Born in the Mexican city of Mérida, Yucatán, his childhood was spent in the nearby port town of Telchac, a beachy paradise where ancient Mayan temples stand tall. It was a setting that was not only beautiful, but one that would leave a lasting impression on his future in fashion design — his online store AKNA is named after the Mayan goddess of motherhood and birthing.
Euan now resides in Los Angeles. Having dropped out of high school, he began working a diverse string of jobs which eventually led to a corporate gig as a visual merchandiser — a path, he told The FADER over the phone from Los Angeles, that was short-lived: "I didn't want to use my talent towards them, I wanted to use my talent towards myself." With a lack of employment lighting a motivational fire under his ass, he refused to let any obstacle stand in his way and eventually started his own business.

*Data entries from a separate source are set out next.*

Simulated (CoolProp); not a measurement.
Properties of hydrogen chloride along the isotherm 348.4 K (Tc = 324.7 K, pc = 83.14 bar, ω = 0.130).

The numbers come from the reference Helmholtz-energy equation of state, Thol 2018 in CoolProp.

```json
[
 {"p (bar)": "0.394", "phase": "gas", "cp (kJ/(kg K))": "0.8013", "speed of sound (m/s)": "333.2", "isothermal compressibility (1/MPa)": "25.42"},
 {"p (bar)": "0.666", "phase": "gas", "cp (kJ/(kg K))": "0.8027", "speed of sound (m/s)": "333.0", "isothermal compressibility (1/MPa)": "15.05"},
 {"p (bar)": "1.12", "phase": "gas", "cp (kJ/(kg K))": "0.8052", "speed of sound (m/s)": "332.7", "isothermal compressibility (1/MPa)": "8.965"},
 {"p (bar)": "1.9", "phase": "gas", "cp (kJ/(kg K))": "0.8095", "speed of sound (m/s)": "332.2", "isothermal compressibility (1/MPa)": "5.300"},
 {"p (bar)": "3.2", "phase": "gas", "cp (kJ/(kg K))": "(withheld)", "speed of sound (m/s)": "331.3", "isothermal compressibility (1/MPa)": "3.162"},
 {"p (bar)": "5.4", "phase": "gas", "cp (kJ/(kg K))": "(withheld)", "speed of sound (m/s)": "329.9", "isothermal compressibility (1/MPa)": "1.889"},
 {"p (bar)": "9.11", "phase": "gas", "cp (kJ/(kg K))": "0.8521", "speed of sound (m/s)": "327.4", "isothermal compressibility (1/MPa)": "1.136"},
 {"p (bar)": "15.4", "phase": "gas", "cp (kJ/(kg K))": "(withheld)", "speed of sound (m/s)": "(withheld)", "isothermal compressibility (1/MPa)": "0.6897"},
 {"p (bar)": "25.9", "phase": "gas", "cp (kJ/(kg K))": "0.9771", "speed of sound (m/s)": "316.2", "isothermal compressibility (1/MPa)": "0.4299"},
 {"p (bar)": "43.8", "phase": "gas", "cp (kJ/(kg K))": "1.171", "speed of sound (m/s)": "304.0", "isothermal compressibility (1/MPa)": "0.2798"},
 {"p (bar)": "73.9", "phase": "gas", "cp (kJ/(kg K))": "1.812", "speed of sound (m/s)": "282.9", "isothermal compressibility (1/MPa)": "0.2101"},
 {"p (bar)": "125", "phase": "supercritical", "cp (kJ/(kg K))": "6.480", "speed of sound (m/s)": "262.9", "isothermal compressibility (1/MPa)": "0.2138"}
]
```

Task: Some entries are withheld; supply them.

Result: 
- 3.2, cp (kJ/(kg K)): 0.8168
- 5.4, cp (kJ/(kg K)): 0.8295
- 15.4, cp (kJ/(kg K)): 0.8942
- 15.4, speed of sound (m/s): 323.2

It’s RuPaul’s Drag Race: Season 9 that Euan has to thank for helping grow his brand. His work is being favorably reviewed in challenges and on the runway, where his creations are modeled by Los Angeles drag queen and fan favorite, Valentina. It takes a big team to pull off her looks — a team made up of a community of friends. As Valentina explained to The FADER in a phone call, Euan is “one of the main ones” in her crew. “We live this little story where I'm his little daughter and he's my daddy, 'cause I don't have a drag mom, or anything like that," she said. Sharing a laundry list of cultural references that include ‘40s Mexican cinema star María Félix and ‘70s era Cher, the two collaborate artistically to revive a sense of glamour in the world.
In a wide-ranging interview with The FADER, Aidan Euan discussed his work, obsession with Swarovski crystals, and his intense desire to represent the Latinx community.
What are your thoughts on drag culture and the role you are now playing in it?
It's a new venture, but I've always been around that community. Growing up in Mexico, I remember my mom having a couple of really close friends who were gay and trans and drag queens. You know, sexuality and image was never really a topic of conversation. I never really grew up having judgement over anyone. I have a gay brother so I feel like the LGBT+ family is just family to me. Even if I'm not always understood, I can never be ashamed of who my friends and family are. It's just normal to me. I think it's crazy, you know? You end up going back to where you kind of grow up. It's like a cycle.
You’ve worked with Colombian singer Kali Uchis and megastar Kim Kardashian West. Were those the result of strategic planning or sheer luck?
With Kali, I reached out to her. Growing up Latinos in the U.S., there are just so many references we have together that we just clicked and kept working with each other. With Kim, it was automatic sheer luck — I stoned [her] piece for almost 16 hours [with] over 6,000 Swarovski crystals — they're super tiny! You put a dot of superglue on each. I'm just grateful. Sometimes I've sat at home and I'm like, Oh shit, this is happening. All you can do is be grateful and take that opportunity and just run with it, you know? Sometimes growing up you don't think things like this can happen to you, or that people are actually gonna take notice of your work. When they do, it's just cool.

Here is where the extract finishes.